The most important thing wrong, to my eyes, with the fact that Gloria Allred is trying to hold Rush Limbaugh criminally responsible for his “slut” remarks is that it elevates him. It gives credence to the claim that his First Amendment rights are being infringed, because if Allred is successful they would be. No supporter of free speech should stand behind that.

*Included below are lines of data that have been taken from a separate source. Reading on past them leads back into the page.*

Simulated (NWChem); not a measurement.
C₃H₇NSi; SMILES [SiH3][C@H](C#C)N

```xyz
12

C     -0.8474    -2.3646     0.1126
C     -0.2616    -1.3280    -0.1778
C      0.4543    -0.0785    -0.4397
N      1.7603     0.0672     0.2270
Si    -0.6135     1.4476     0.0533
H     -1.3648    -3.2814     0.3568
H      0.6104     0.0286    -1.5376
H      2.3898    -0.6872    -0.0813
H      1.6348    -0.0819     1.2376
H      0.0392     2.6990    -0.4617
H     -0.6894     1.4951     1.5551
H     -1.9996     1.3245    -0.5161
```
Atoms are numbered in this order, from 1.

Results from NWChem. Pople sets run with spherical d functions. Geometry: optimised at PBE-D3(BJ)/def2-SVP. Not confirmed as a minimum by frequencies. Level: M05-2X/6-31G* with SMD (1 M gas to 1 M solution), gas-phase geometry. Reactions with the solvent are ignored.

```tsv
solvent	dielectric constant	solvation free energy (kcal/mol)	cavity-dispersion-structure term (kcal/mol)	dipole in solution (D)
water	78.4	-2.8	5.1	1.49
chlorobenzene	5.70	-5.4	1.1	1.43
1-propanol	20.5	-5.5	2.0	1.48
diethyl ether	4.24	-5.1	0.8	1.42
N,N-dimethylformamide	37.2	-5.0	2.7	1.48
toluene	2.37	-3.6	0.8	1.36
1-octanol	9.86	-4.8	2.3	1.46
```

But the added bonus of disturbing can be found in he specific legislation Allred wants to use to prosecute him: Section 836.04 of the Florida Statutes, which allows for the criminal prosecution of anyone who “speaks of and concerning any woman, married or unmarried, falsely and maliciously imputing to her a want of chastity.” Jonathan Turley writes:
What is curious about Allred’s embracing of this law is that it is overtly sexist. The law suggests that a woman who is viewed as unchaste is so harmed that she constitutes a crime victim. Chastity is defined by Webster’s as “(a) : abstention from unlawful sexual intercourse; (b) : abstention from all sexual intercourse.” The law is based on the out-dated notion that a woman who has sex before marriage is damaged and subject to social stigma. To put it more colloquially, such a woman was viewed as a “slut or prostitute.” That is precisely the outrageous view voiced by Limbaugh in relation to Fluke and led to a worldwide condemnation. Now, Allred wants him prosecuted under a law that assumes that is based on the same assumption. The law was not designed to prevent women from being called sluts. Laws like Florida’s code provision were designed on the belief that a woman who is unchaste is a slut — and that “good” women should never be accused of sex before marriage. So Allred wants Limbaugh prosecuted for saying Fluke is a slut based on the law that effectively treats unchaste women as sluts. It does not protect men because an unchaste man was viewed under these dated laws as just a normal man. A man was not viewed as harmed or demeaned by being sexually active. Only a woman was harmed by the suggestion of sexual activities. Not also the law only protects women who are “falsely” accused of being unchaste. Thus if a woman has been sexually active before married, she would presumably not be protected under the law.
It’s troublesome enough that so many people who are happy to condemn Limbaugh for his remarks without mentioning that it would be wrong to call Fluke a slut even if she did stand up in front of Congress and testify that she slept with five different men every day. But the law Allred wants to use against Limbaugh buys into the exact same patriarchal, sexist thinking that she seeks to prosecute. In no way does this effort score points for free speech or feminism, and so merits a big thumbs down from this fan of both.
The appropriate response when someone says that Fluke (or anyone) is a slut is not “No she isn’t.” It’s “I’m not going to accept that it’s your business to morally judge her sex life, which is what you just declared by using that word.” It takes longer to say, but it notes something important, something definitely worth noting.